Hi,

Firstly, sorry for the extreme lateness of this reply!

I’ve re-read the thread from Nov 2013: (2013!)

http://lists.xen.org/archives/html/xen-devel/2013-11/msg01176.html

and found it quite thought-provoking.

From the Xapi/Xenopsd point of view, the main feature that we’d like is to be 
able to ‘unstick’ the system when it appears stuck. When the user gets bored 
and hits the big red “cancel” button we’d like the particular 
operation/thread/call to unblock (in a timely fashion, it’s probably ok if this 
takes 30s?) and for the system to be left in some kind of manageable state. I 
think it’s ok for Xapi/Xenopsd to destroy any half-built VMs via fresh libxl 
calls afterwards, so libxl doesn’t need to tidy everything itself automatically.

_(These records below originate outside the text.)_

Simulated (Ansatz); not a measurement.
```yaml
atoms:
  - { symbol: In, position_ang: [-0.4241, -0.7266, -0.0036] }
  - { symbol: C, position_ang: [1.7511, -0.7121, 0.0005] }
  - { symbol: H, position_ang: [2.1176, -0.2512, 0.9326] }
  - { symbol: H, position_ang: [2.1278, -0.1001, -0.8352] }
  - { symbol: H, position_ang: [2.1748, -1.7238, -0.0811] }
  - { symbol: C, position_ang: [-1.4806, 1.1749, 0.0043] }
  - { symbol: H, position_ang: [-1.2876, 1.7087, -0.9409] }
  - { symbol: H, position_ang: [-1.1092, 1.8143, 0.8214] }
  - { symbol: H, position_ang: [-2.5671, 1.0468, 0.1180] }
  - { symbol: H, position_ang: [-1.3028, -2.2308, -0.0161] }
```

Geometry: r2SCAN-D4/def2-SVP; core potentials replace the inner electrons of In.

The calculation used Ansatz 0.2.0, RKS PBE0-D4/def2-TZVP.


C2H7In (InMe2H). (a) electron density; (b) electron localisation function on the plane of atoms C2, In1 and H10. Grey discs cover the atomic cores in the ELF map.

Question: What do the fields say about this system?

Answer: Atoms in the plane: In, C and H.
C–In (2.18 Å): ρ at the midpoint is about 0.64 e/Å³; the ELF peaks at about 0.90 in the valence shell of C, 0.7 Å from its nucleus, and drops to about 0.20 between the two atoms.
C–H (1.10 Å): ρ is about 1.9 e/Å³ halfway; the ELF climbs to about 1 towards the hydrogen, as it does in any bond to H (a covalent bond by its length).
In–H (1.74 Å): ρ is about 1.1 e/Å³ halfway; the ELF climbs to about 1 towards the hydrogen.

I think cancellation could be quite hard to test. One thing we could do is add 
a counter and increment it every time we pass a point where cancellation is 
possible. In some libxl debug mode we could configure it to simulate a 
cancellation event when the counter reaches a specific value. A test harness 
could then try to walk through all the different cancellation possibilities and 
check the system is in some sensible state afterwards.

We were thinking about running some number of libxl-based stateless worker 
processes which would also allow us to kill them with various signals if we 
really needed to. I guess in the event that libxl cancel didn’t work for 
whatever reason, we could fall back to this rather cruder approach (although 
this should be only in extreme circumstances).

Anyway, sorry again for the lateness!